We saw Solomon leaving not without misgivings as the situation was clearly not safe. We decided to offload the car and moved to our room, located on the second floor, facing the street. While unpacking I turn on my short-wave radio to the BBC world service and, when the news come, we learnt that the information that Solomon had given us was correct: a coup d’état was indeed taking place.

As soon as we knew about the coup we started hearing sporadic shooting but nothing too serious, so we went down to the first floor to have our dinner.

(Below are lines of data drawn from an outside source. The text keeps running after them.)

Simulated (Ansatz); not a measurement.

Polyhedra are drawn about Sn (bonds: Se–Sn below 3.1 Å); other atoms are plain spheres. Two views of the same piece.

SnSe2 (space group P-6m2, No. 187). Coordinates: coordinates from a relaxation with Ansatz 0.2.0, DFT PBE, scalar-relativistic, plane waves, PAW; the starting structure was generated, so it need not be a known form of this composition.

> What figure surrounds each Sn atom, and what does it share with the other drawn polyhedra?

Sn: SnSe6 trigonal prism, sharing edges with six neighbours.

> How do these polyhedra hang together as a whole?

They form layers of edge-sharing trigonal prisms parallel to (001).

We were very few people dining that night. The dining room had large windows through which you could see the street below and, at the start of the evening things appeared calm with the exception of the sporadic gunfire, now farther away, that continued unabated. At some time we were all peering through the windows when we heard heavy vehicles moving through. It was a lorry convoy carrying troops that, of course, we could not tell on which side they were!

We finished eating, still listening to the BBC, and we decided to go up to our room as we could not do anything but wait and see. We did not have much to wait. By midnight, gunfire became more frequent and the caliber of the guns increased! There was also lots of heavy weaponry being moved in front of the hotel and I could see through a slit in the curtains that there were a few tanks moving as well.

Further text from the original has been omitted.